“Justice Defeats Mob Violence”
The encroaching character in the red bandana, named “Vicious Death” by the artist, has his gaze fixed on the fugitive.
But is this skeletal figure a villain, or just the impulse for recourse personified?
His red bandana obscures his identity; in his anonymity, he could represent each of us.
And perhaps the fugitive, a guilty man, will meet death by the court’s gallows instead of the mob’s hands; Death’s unbroken gaze highlights the ubiquity of violence and the digressive nature of institutions in delivering justice.
"Justice Defeats Mob Violence" by John Steuart Curry, 1935-1937
U.S. Department of Justice, Washington D.C.
An anonymizing red bandana takes on new connotations in the violent symbolism of "Vicious Death". The blood-red bandana in this look is a mulberry silk scarf, which pours itself over the wearer's neck, congealing into folds and twists.
The mortality that Death inspires is evoked through the skeletal motif shirt. The shirt is 100% linen, with a grainy texture that breaks into jagged creases and holds close to the body's movements.

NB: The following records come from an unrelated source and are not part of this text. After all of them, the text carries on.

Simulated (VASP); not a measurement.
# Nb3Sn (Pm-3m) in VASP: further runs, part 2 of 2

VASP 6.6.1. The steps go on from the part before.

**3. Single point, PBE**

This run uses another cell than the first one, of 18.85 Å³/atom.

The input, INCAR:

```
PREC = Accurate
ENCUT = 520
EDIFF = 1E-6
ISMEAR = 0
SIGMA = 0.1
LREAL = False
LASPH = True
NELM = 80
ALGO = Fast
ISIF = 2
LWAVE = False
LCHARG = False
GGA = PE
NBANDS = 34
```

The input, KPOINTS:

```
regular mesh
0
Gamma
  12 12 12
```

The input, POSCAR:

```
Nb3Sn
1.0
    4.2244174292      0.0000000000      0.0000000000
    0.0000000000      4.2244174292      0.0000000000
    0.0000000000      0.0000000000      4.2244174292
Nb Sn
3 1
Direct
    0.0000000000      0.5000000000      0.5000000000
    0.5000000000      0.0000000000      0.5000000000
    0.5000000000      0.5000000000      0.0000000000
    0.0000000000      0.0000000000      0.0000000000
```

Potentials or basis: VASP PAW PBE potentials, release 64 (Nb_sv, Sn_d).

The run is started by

The front carries a ribcage motif, with an anatomically correct number of ribs formed from warped wave pleats.
The back is cut as a single piece on the straight-grain and features an inverted smocked panel in the center, providing the wearer movement in lieu of a bias-cut yoke. As the wearer moves, the smocked panel writhes and contorts in response. The smocking falls away into a triad of disintegrating pleats, which form a "spine" down the center back.